22 April 2021

Earth Day 2021: what has been done to protect the environment in the EU?

Today is the Earth Day!

To celebrate this day we want to highlight the European Union's constant effort to protect the environment and what goals the EU has achieved.

The European’s environment and climate policies aim to protect the environment and minimise risks to climate, human health and biodiversity. This is achieved through broader economic and social initiatives and with specific policies for the environment and climate change. The European Green Deal and the 7th Environmental Action Programme are two notable cases:

  • the Green Deal aims to make Europe the world’s first climate-neutral continent with a transformative agenda across the economy;

  • the 7th Environmental Action Programme ‘Living well, within the limits of our planet’ draws on a number of strategic initiatives, including the resource efficiency roadmap, the biodiversity strategy and the low carbon economy roadmap.

Every environmental policy in the EU is structured around the UN 2030 agenda for sustainable development and the Sustainable Development Goals, which provides an opportunity for the EU’s own strategic orientation to build a sustainable future.

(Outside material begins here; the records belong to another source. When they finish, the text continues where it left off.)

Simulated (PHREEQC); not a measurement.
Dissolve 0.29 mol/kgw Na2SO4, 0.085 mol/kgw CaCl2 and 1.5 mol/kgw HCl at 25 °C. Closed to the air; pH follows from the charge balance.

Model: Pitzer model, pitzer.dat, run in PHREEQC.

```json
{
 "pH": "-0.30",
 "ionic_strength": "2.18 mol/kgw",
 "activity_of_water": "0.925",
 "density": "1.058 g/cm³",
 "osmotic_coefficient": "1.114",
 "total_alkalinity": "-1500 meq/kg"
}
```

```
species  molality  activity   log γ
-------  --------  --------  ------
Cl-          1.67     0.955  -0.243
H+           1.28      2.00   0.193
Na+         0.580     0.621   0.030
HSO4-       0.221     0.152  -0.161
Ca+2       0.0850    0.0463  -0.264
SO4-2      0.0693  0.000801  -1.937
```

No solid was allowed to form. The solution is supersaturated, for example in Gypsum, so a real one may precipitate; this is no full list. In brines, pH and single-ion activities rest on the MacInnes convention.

A fundamental tool for the protection of the environment is Eurostat, that provides environmental statistics, accounts and indicators supporting the development, implementation, monitoring and evaluation of the European Union’s environmental policies, strategies and initiatives. Eurostat statistical products inform about the state of the environment and the drivers, pressures and measures to avoid or mitigate impacts of our societies on the environment.

Let’s take a look at some results reported in the Energy, transport and environment statistics 2020 edition.

Regarding the emissions of greenhouse gases and air pollutants:

  • greenhouse gas emissions in the EU down by 21 % between 1990 and 2018;

  • the largest fall in greenhouse gas intensity in relative terms was observed in manufacturing (29.4 %);

  • the biggest reduction in absolute terms was observed for the supply of electricity, gas, steam and air conditioning;

  • with 25.9 %, private households were the biggest contributor to total emissions of ozone precursors in 2017.

Regarding the circular economy and generation of waste: 

  • in 2017, the EU's circularity rate was 11.2%, slightly down compared to the previous year;

  • all EU Member States met in 2017 the plastic packaging recycling target of 22.5%, and EU-wide recycling rate is at 41.7%;

  • 492 kg of municipal waste per capita generated in the EU in 2018, of which 47.4 % were recycled;

Regarding primary energy production:

  • 14 of the 27 EU Member States recorded an expansion in their level of primary energy production in the period 2008 to 2018;

  • the renewable energy sources take the first position, with more than one third (34.2 %) of the EU’s total production;

  • in 2018, renewable energy accounted for 21.1 % of total energy use for heating and cooling in the EU;

  • in 2018 wind power was the single largest source for renewable electricity generation in the EU;

There have been several improvements in many areas. These changes are naturally slow but steady. This is not enough and more needs to be done. National disparities in terms of greenhouse emissions, circular economy, waste production and renewable energy production still remain wide.

The change in the political sentiment and in the public opinion on environmental issues, thanks also to the awareness of the new generations, has certainly helped and can still do a lot. For this reason, the sustainability education path cannot and must not be interrupted. Environmental education in schools plays a key role in promoting a healthy lifestyle that cares about climate change and environmental topics, so as to be able to train conscious and responsible future citizens who can push European and national institutions to implement the right policies with much more strength.